> Today, we are excited to release Mistral NeMo, a 12B model built in collaboration with NVIDIA. Mistral NeMo offers a large context window of up to 128k tokens. Its reasoning, world knowledge, and coding accuracy are state-of-the-art in its size category. As it relies on standard architecture, Mistral NeMo is easy to use and a drop-in replacement in any system using Mistral 7B.
> We have released pre-trained base and instruction-tuned checkpoints checkpoints under the Apache 2.0 license to promote adoption for researchers and enterprises. Mistral NeMo was trained with quantisation awareness, enabling FP8 inference without any performance loss.
So that's... uniformly an improvement at just about everything, right? Large context, permissive license, should have good perf. The one thing I can't tell is how big 12B is going to be (read: how much VRAM/RAM is this thing going to need). Annoyingly and rather confusingly for a model under Apache 2.0, https://huggingface.co/mistralai/Mistral-Nemo-Instruct-2407 refuses to show me files unless I login and "You need to agree to share your contact information to access this model"... though if it's actually as good as it looks, I give it hours before it's reposted without that restriction, which Apache 2.0 allows.
You could consider the improvement in model performance a bit of a cheat - they beat other models "in the same size category" that have 30% fewer parameters.

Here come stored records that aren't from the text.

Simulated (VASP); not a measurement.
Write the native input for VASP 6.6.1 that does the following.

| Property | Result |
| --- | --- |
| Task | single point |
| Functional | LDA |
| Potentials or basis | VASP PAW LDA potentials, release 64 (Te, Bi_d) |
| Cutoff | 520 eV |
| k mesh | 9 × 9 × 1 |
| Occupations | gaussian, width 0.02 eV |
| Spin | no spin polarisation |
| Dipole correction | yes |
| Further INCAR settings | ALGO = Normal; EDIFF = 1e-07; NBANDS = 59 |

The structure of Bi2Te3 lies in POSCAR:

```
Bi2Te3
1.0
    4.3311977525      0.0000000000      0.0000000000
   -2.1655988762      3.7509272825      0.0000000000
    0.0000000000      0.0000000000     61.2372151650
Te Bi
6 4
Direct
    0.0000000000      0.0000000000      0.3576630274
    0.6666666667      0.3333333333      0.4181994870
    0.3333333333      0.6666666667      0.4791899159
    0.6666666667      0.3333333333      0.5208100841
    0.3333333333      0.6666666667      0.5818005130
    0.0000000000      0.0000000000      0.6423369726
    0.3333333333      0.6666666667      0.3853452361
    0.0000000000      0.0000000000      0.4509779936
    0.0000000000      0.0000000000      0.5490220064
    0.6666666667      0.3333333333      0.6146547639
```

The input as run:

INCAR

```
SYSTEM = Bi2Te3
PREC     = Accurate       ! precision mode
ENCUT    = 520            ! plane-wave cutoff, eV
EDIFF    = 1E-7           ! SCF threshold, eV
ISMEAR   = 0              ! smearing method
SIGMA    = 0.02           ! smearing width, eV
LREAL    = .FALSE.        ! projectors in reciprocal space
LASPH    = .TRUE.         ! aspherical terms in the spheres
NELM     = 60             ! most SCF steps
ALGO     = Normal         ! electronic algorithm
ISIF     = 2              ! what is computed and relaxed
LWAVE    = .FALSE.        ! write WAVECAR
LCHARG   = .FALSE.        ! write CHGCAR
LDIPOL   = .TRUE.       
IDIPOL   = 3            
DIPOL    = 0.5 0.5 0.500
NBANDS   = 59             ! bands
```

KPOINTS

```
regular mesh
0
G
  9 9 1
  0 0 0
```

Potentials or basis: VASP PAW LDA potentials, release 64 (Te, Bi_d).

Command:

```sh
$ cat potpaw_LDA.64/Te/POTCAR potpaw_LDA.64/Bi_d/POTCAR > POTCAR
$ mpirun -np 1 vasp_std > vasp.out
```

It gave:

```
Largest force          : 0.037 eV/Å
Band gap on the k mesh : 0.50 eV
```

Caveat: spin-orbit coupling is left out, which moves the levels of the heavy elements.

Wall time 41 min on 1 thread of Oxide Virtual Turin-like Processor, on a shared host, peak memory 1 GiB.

I still welcome this approach. 7B seems like a dead end in terms of reasoning and generalization. They are annoyingly close to statistical parrots, a world away from the moderate reasoning you get in 70B models. Any use case where that's useful can increasingly be filled by even smaller models, so chasing slightly larger models to get a bit more "intelligence" might be the right move
Aren't small models useful for providing a language-based interface - spoken or in writing - to any app? Tuned specifically for that app or more likely enriched via RAG and possibly also by using function calling?
It doesn't have to be intelligent like we expect it from the top-tier, huge models, just capable of understanding some words in sentences, mostly commands, and how to react to them.
I wonder if a "mixture of models" is going to become more common for real-world use cases (i.e. where latency & dollar budgets are real constraints). Chain together a huge model for reasoning, a small model for function calling/RAG, a medium model for decoding language generation. I'm definitely not dismissing 7B models as irrelevant just yet.
Except Llama 3 8b is a significant improvement over llama 2, which was basically so terrible that there was a whole community building fine tunes that are better than what the multi billion dollar company can do using a much smaller budget. With llama 3 8b things have shifted towards there being much less community fine-tunes that actually beat it. The fact that Mistral AI can still build models that beat it, means the company isn't falling too far behind a significantly better equipped competitor.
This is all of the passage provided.